Report from Google EMEA Faculty Summit 8-10 February 2010

The Faculty Summit is a meeting organized by Google to gather Academic scientists and Google engineers together. ("Engineer" is the title of honour used by most of their scientists as well.) EMEA means Europe, Middle East, and Africa. This year's summit in Zurich gathered 99 Academics and a similar number of Googlers. The Academics were invited by Google; many of those I talked with could only guess why just they had been invited. But everyone had at least something to do with this year's four themes, one of which was Natural Language Technologies. Within this theme, we had an excellent representation from the MOLTO project, since also Lluís Màrquez from UPC was invited.

Most of the Faculty Summit programme consisted of Google engineers giving highlights of Google's ongoing research and future visions. This was highly interesting: of course we know what Google roughly is doing, and get impressed or puzzled by their innovations almost every day. But here we could hear something more, and even ask questions.

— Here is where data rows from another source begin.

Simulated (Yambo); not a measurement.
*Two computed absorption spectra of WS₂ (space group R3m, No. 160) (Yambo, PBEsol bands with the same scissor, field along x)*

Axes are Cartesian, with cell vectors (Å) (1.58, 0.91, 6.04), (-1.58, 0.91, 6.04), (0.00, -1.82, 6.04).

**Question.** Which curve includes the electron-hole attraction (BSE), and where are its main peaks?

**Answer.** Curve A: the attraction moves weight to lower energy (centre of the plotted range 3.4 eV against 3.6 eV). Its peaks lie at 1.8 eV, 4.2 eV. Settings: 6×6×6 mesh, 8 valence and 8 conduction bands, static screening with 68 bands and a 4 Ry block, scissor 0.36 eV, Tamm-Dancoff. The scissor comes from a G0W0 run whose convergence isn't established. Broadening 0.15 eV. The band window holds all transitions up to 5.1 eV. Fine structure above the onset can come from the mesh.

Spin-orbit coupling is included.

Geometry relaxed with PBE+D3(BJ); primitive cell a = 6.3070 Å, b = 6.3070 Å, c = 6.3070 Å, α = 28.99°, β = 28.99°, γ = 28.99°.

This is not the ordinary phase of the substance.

The top of the highlights for me was a talk by Franz Och about translation research at Google. Everyone knows Google translate, some people see it as a joke (or an inexhaustible joke generator), and almost everyone is impressed by it. The theoretical foundations are well-known from the works by people like Brown, Koehn, Ney, and Och himself - but all this leaves a lot of room for guessing how it really works.

One guess I had myself was that Google translate uses English as interlingua. This was first suggested by the translation of Swedish "jag är svensk" to German "ich bin Amerikaner", a joke that circulated in Sweden last summer. I tested this in various ways, and the hypothesis was confirmed by e.g. the neutralization of the plural "you": both "jag älskar dig" and "jag älskar er" produce "ich liebe dich" in German. Moreover, this makes sense, since there is probably much more data for Swedish-English and English-German than for Swedish-German, to train the statistical model. So I posed this question to Och, and the answer was: yes, in 99% of the cases, the only exceptions being language pairs like Croatian-Serbian and Japanese-Korean. The high percentage came as a surprise to me, but no-one else looked so surprised, so perhaps they knew it already.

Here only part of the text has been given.